If there is one book this past summer that has been attracting massive amounts of attention it’s Fifty Shades of Grey.

And no it does not meet the atypical plot of girl falling in love with a vampire or wizard, but this takes a more realistic approach—girl falling in love with a jerk.

That’s right, it’s a romantic love story about a girl falling in love with a man (not without first entering a contract) who ultimately uses her for sex, has control over her life including giving her a list of rules she must adhere to. When she neglects to meet his code of conduct she is punished.

At times when I was reading the novel I thought that the punishments came close to crossing the line of abuse. The novel’s main man, Christian Grey, expresses several times to the naive Ana that in their relationship he thrives from having complete control. After I completed the book I was left disappointed with the main theme of an arrogant man capturing and taking advantage of the heart of Ana. I was able to draw some interesting parallels between the novel and reality.

Maybe there is something attractive about dating an insolent man. Is it that women don’t like to be the power holders in a relationship? Or maybe it’s the idea of a challenge we want the satisfaction of knowing we broke the steel armor of the big bad tough guy to reveal that he infact does have a heart. Nonetheless, almost all women can identify with falling in love with someone that didn’t all together treat them as they deserved like the character of Ana; there was something that drew us in (possibly we experienced a moment of weakness,) and in the end we were left picking up the pieces of our shattered hearts.

An important lesson can be taken away from reading the first book in the Fifty Shades of Grey series that being no woman should enter a relationship with the belief that she can change her partner. Entering a relationship on these grounds will only lead to disappointment. Ana believed that she could change Christian’s aggressive and controlling ways, but was met with nothing but discontent. What’s worse is that Ana began changing herself and her values to meet the demands of her counterpart.
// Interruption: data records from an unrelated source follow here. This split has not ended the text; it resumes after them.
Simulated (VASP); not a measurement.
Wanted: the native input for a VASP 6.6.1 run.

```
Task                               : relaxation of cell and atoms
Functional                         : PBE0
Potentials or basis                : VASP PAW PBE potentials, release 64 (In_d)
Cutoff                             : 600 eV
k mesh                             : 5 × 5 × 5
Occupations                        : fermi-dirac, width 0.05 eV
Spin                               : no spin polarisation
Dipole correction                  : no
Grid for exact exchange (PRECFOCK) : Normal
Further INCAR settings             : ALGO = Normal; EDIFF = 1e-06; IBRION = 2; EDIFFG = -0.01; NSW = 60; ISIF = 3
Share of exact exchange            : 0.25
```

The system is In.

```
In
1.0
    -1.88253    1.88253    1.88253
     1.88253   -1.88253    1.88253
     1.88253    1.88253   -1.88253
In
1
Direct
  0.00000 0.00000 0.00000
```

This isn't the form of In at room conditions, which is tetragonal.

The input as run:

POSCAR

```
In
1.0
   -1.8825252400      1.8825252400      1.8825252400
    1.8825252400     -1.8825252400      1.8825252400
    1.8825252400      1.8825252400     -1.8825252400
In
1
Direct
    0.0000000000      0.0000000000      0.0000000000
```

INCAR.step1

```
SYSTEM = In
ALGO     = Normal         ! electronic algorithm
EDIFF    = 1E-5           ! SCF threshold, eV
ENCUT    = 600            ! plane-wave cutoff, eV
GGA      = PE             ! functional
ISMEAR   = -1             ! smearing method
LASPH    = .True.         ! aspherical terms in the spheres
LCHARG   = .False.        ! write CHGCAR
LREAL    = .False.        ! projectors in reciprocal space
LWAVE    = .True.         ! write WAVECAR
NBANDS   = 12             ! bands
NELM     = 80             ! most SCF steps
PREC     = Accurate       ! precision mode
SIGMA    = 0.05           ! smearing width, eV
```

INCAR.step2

In a healthy relationship you should love each other and appreciate each other as you are, not change yourself to meet the standards of your significant other. It is apparent that 50 Shades of Grey glorifies an unhealthy and dysfunctional relationship and strays from the original presumption that there is a “prince charming” out there for every girl. Call me crazy but I believe in prince charming– you know that man that will make you feel real undying love in the depths of your soul and will not settle for 50 shades of insolent.